DM Equity Allocation Model For Q1 2019

We are pleased to introduce our new Developed Markets (DM) Equity Allocation model. Building on the success of our EM model, this new framework extends our analysis to cover 24 DM equity markets. Our analysis is meant to assist global equity investors in assessing relative sovereign risk and optimal asset allocation across countries within the DM universe.

 KEY POINTS

  • Global equity markets have stabilized in the wake of the Fed’s about face this year
  • MSCI World is on track to test the December 3 high near 2073, which coincides with the 200-day moving average.
  • We believe it is very important for investors to continue focusing on country fundamentals
  • Our 1-rated grouping (outperformers) for Q1 2019 consists of Ireland, Singapore, Austria, Norway, and Sweden
  • Our 5-rated grouping (underperformers) for Q1 2019 consists of Germany, Greece, UK, Italy, and Portugal 

 

DM EQUITY OUTLOOK

Global equity markets have stabilized in the wake of the Fed’s about face this year. Indeed, the more dovish US interest rate outlook remains a major factor behind recent equity gains. We still think markets are underestimating the Fed’s intent to tighten in 2019. The implied yield for the January 2020 Fed Funds futures contract is currently trading at 2.39%, which implies very low odds of a rate cut this year.

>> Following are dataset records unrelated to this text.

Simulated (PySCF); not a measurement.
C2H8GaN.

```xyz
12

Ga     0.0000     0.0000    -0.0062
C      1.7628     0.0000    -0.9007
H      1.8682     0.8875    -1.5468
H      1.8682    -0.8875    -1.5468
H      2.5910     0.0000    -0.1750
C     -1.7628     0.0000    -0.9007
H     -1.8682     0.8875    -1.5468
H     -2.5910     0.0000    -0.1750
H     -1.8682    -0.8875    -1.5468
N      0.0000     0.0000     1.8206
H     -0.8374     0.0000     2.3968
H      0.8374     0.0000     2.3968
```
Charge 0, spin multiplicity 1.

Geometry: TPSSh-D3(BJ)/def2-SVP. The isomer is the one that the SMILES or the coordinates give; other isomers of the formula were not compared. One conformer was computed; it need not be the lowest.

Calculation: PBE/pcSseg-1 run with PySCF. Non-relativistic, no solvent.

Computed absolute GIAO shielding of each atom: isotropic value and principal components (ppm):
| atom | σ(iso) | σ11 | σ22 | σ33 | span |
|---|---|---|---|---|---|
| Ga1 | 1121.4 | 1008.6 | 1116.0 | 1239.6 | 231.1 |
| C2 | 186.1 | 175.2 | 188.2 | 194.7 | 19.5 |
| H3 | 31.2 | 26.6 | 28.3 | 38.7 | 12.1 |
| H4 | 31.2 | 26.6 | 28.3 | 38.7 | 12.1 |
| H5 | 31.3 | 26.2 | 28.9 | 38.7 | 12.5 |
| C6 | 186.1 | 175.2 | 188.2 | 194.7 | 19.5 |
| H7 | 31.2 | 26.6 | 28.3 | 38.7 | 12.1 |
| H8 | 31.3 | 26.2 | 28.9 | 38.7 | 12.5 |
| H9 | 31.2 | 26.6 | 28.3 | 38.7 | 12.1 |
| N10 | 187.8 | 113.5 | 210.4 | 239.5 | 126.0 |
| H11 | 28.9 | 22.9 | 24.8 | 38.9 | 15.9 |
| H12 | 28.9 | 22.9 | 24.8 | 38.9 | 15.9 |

MSCI World traded just below 1800 on December 26 at lows not seen since February 2017. Since then, MSCI World has rallied around 13%. It is on track to test the December 3 high near 2073, which coincides with the 200-day moving average. After that is the November 8 high near 2090. Beyond that, we hesitate to make any further calls. We remain very concerned about the global headwinds and do not believe that the liquidity story is enough to offset this.

MSCI World is up 9.1% YTD. This compares to 10% YTD for MSCI EM. It’s worth noting that the correlation between EM and DM stocks is currently 0.65. Whilst below the September peak near .80, it is above the low around 0.58 at the start of this year. Within DM, the best performers YTD have been Israel, Belgium and Austria, while the worst have been New Zealand, Australia, and Singapore.

We believe it is very important for investors to continue focusing on country fundamentals. Hedging out currency risk will become more important for US investors if the strong dollar trend resumes. Furthermore, we continue to look for potential divergences within DM. Regionally, Europe is the best equity performer so far in 2019 (9.5% YTD), followed by North America (9.5% YTD) and Pacific (6.7%).

Our 1-rated grouping (outperformers) for Q1 2019 consists of Ireland, Singapore, Austria, Norway, and Sweden. We note that of the top 10 countries, 5 are in Europe, 4 are in Asia, and 1 is in North America.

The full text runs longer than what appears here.